Let $x=\tan t$, thus the inequality becomes: $$\frac{1}{x^2} \leq \frac{1}{\arctan^2 x} \leq 1+\frac{1}{x^2} =\frac{x^2+1}{x^2}$$ with $x\in ]0,\infty[$; therefore, taking the reciprocals, it suffices to prove: $$\frac{x^2}{x^2+1} \leq \arctan^2 x \leq x^2\; .$$ The rightmost inequality is trivial, for we know that $\arctan x\leq x$ when $x\geq 0$, hence we have to work on the leftmost inequality.

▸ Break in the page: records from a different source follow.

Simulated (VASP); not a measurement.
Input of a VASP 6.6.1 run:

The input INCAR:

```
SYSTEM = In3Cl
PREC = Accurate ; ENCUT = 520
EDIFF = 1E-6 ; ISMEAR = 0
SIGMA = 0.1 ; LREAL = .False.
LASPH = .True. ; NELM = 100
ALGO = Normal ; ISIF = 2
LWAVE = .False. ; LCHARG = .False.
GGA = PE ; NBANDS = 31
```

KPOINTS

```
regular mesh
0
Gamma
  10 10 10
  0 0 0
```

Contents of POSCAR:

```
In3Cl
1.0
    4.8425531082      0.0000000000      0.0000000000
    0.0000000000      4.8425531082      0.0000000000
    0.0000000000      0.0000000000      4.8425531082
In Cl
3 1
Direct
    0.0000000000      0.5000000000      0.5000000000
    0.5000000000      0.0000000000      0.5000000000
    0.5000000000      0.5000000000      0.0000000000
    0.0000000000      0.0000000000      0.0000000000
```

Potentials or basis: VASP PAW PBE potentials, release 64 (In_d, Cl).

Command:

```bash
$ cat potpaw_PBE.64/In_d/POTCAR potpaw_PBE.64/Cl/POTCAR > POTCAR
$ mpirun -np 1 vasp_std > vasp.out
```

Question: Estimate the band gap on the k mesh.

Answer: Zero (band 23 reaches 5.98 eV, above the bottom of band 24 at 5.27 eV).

Now, taking the squares the inequality to prove becomes: $$\frac{x}{\sqrt{1+x^2}} \leq \arctan x \; ,$$ or, equivalently: $$\tag{1} \arctan x -\frac{x}{\sqrt{1+x^2}} \geq 0\; .$$ Let, for sake of simplicity, $f(x):=\arctan x-\frac{x}{\sqrt{1+x^2}}$: since $f(0)=0$, we can prove inequality (1) by showing that $f$ increases in $[0,\infty[$. In order to do this, we evaluate the derivative of $f$: $$f^\prime (x) = \frac{1}{1+x^2} -\frac{1}{(1+x^2)\sqrt{1+x^2}}=\frac{\sqrt{1+x^2} -1}{(1+x^2)\sqrt{1+x^2}}$$ and we see at once that $f^\prime (x)\geq 0$ when $x\geq 0$ (because $\sqrt{1+x^2}\geq 1$) thus $f$ increases strictly in $[0,\infty[$ and $f(x)\geq f(0)$, which is (1).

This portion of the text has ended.